We now examine the impact of buoyancy crossflow on saturation distribution without longitudinal buoyancy effects (Fig. 6). Longitudinal buoyancy effects (\(N_{bv,L}\)) are negligible when, for example, the dip is small (\(\alpha \sim 0{}^\circ \); see definition of \(N_{bv,L}\) in Table 1). We consider layers of contrasting permeability and vary the amount of buoyancy crossflow (\(N_{bv,T}\)) and layer ordering (\(\sigma _x=10\) and 0.1). The effective aspect ratio is maintained fixed and greater than zero (\(R_L=10\)), to allow viscous and buoyancy crossflow. When the high permeability layer is on the top (\(\sigma _x=10\); Fig. 6a), the displacement is in a buoyancy-stable configuration. Most of the less dense, injected fluid remains above the more dense fluid in place, except for the remaining displaced phase saturation within the region contacted by the injected phase. Increased buoyancy effects both reduce the remaining displaced phase saturation, despite the absence of longitudinal buoyancy effects, and lead to the development of a buoyancy tongue that preferentially sweeps the upper part of the system. When the high permeability layer is on the bottom (\(\sigma _x=0.1\); Fig. 6b), the displacement is in a buoyancy-unstable configuration. The less dense, injected phase is preferentially injected through the high permeability layer, below the denser fluid initially in place. Buoyancy then causes counter-current crossflow to reposition the lower density phase on top and vice-versa. These results (Fig. 6a, b) confirm earlier work (e.g. Ekrann 1992; Peters et al. 1998; Huppert et al. 2013): layer ordering exerts a major control on the impact of buoyancy crossflow on fluid distribution, and heterogeneity may also delay buoyancy segregation when viscous and buoyancy forces compete to control fluid distribution. We note that the numerical results obtained when buoyancy and heterogeneity effects compete (i.e. with \(N_{bv,T}=10\) in Fig. 6a) do not show any form of Rayleigh–Taylor instability, although this has been observed experimentally with miscible fluids by Huppert et al. (2013). We explain this finding by the absence of intra-layer permeability heterogeneity to trigger the instability.
Fig. 6

Snapshots of the saturation distribution in two layers with contrasting permeability after 0.4 MPV injected for different values of the transverse buoyancy number \(N_{bv,T}\) and different layer orderings. Dashed lines denote the boundaries between the high and low permeability layers. In Sect. 4.3.2, in the limit of buoyancy-segregated flow (\(N_{bv,T}\ge 100\)), we quantify the two-phase flow problem in terms of the fractional thickness \(\hat{h}\) occupied by the injected phase

4.3 Storage/Recovery Efficiency

We continue our analysis by exploring the storage/recovery efficiency as a function of the dimensionless parameters when flow transitions from the limit of viscous-dominated to buoyancy-dominated flow. Correlations that are applicable in the viscous limit are reported in a companion paper (Debbabi et al. 2017a). The correlations reported here provide a useful basis for the interpretation of more complex numerical reservoir models used to quantitatively predict storage or recovery efficiency. We also demonstrate how to rapidly predict storage efficiency in the limit of buoyancy-segregated flow using a 1D fractional flow model analog to the Buckley–Leverett model.

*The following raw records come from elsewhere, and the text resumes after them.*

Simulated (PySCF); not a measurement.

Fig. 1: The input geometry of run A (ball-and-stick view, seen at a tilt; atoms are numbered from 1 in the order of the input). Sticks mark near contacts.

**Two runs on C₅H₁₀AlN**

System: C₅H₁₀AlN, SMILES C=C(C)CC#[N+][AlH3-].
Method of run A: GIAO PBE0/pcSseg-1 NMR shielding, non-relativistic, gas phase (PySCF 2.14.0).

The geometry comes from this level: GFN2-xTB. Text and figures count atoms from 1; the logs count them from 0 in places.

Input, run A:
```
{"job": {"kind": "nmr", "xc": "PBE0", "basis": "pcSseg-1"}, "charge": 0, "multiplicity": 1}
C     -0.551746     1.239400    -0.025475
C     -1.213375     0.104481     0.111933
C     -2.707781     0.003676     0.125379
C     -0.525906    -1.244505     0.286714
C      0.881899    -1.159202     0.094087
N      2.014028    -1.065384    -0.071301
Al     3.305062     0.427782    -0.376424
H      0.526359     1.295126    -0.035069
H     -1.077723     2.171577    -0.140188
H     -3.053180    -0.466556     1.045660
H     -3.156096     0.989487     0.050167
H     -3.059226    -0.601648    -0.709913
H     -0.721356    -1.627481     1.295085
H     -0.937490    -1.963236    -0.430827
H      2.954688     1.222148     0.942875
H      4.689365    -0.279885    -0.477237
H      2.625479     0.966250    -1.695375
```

4.3.1 Transition From the Viscous Limit to the Buoyancy Limit

We begin by examining the relationships between the dimensionless parameters and storage efficiency when flow transitions from the viscous limit to the buoyancy limit.

Longitudinal buoyancy effects We first determine the relationship between storage efficiency and longitudinal buoyancy effects without transverse flow within or crossflow across layers (\(R_L=N_{bv,T}=0\); Fig. 7). We consider a moderate permeability contrast with the high permeability layer on top (\({\sigma }_x=10\)); additional numerical experiments, not reported here, confirmed the layer ordering has little influence on the predicted trends. We vary \(N_{bv}\) between \({10}^{-4}\) and 1, and vary \(N_{\alpha }\) between 0.1 and 100. Storage efficiency is an increasing function of the longitudinal buoyancy number \(N_{bv,L}\) only (Fig. 7). These results show that longitudinal buoyancy effects only become significant when \(N_{bv,L}>0.1\). Figure 8 shows that the increase in storage efficiency can be attributed to increases in both sweep and displacement efficiency with \(N_{bv,L}\). This is in agreement with results reported in Fig. 5: increasing \(N_{bv,L}\) reduces the distance between the leading edges of the injected phase in each layer and reduces the remaining displaced phase saturation in regions contacted by the injected phase. The correlation reported generally applies when \(N_{bv,T}\) is varied along with \(N_{bv,L}\), as long as \(N_{bv,T}<0.1\), so buoyancy crossflow remains insignificant.
Fig. 7

Storage efficiency at breakthrough time (BT) as a function of \(N_{bv,L}\) with zero transverse flow within or across layers

Fig. 8

Change in sweep and displacement efficiency at BT (relative to the buoyancy-free case \(N_{bv,L}=0\)) with the longitudinal buoyancy number \(N_{bv,L}\) with zero transverse flow within or across layers, using \(N_\alpha =100\)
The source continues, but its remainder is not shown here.